Code accompanying the NeurIPS 2021 paper "Generating High-Quality Explanations for Navigation in Partially-Revealed Environments"

Overview

Generating High-Quality Explanations for Navigation in Partially-Revealed Environments

This work presents an approach to explainable navigation under uncertainty.

This is the code release associated with the NeurIPS 2021 paper Generating High-Quality Explanations for Navigation in Partially-Revealed Environments. In this repository, we provide all the code, data, and simulation environments necessary to reproduce our results. These results include (1) training, (2) large-scale evaluation, (3) explaining robot behavior, and (4) interveneing-via-explaining. Here we show an example of an explanation automatically generated by our approach in one of our simulated environments, in which the green path on the ground indicates a likely route to the goal:

An example explanation automatically generated by our approach in our simulated 'Guided Maze' environment.
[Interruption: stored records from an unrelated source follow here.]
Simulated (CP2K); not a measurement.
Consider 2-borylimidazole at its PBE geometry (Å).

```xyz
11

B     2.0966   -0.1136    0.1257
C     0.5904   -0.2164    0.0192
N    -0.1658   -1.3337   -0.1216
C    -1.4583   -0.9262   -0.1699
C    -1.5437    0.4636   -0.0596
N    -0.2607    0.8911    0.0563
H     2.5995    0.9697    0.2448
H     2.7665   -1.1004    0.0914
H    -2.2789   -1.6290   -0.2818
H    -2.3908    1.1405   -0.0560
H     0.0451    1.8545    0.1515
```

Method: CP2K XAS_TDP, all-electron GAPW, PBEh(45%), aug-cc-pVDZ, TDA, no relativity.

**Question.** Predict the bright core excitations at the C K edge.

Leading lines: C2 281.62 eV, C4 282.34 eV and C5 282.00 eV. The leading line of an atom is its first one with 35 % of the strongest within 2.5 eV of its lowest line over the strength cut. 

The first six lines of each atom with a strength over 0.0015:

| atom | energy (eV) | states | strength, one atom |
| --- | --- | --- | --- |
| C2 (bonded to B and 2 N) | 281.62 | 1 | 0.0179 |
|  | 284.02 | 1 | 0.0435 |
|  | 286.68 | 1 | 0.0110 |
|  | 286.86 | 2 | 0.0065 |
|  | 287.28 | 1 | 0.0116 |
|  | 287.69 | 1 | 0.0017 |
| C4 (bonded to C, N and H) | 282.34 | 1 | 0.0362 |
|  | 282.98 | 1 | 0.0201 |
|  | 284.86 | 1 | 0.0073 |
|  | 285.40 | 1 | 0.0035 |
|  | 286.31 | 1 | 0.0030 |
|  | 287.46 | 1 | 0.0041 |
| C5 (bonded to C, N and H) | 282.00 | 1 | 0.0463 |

@inproceedings{stein2021xailsp,
  title = {Generating High-Quality Explanations for Navigation in Partially-Revealed Environments},
  author = {Gregory J. Stein},
  booktitle = {Advances in Neural Information Processing Systems (NeurIPS)},
  year = 2021,
  keywords = {explainability; planning under uncertainty; subgoal-based planning; interpretable-by-design},
}

Getting Started

We use Docker (with the Nvidia runtime) and GNU Make to run our code, so both are required to run our code. First, docker must be installed by following the official docker install guide (the official docker install guide). Second, our docker environments will require that the NVIDIA docker runtime is installed (via nvidia-container-toolkit. Follow the install instructions on the nvidia-docker GitHub page to get it.

Generating Explanations

We have provided a make target that generates two explanations that correspond to those included in the paper. Running the following make targets in a command prompt will generate these:

# Build the repo
make build
# Generate explanation plots
make xai-explanations

For each, the planner is run for a set number of steps and an explanation is generated by the agent and its learned model to justify its behavior compared to what the oracle planner specifies as the action known to lead to the unseen goal. A plot will be generated for each of the explanations and added to ./data/explanations.

Re-Running Results Experiments

We also provide targets for re-running the results for each of our simulated experimental setups:

# Build the repo
make build

# Ensure data timestamps are in the correct order
# Only necessary on the first pass
make fix-target-timestamps

# Maze Environments
make xai-maze EXPERIMENT_NAME=base_allSG
make xai-maze EXPERIMENT_NAME=base_4SG SP_LIMIT_NUM=4
make xai-maze EXPERIMENT_NAME=base_0SG SP_LIMIT_NUM=0

# University Building (floorplan) Environments
make xai-floorplan EXPERIMENT_NAME=base_allSG
make xai-floorplan EXPERIMENT_NAME=base_4SG SP_LIMIT_NUM=4
make xai-floorplan EXPERIMENT_NAME=base_0SG SP_LIMIT_NUM=0

# Results Plotting
make xai-process-results

(This can also be done by running ./run.sh)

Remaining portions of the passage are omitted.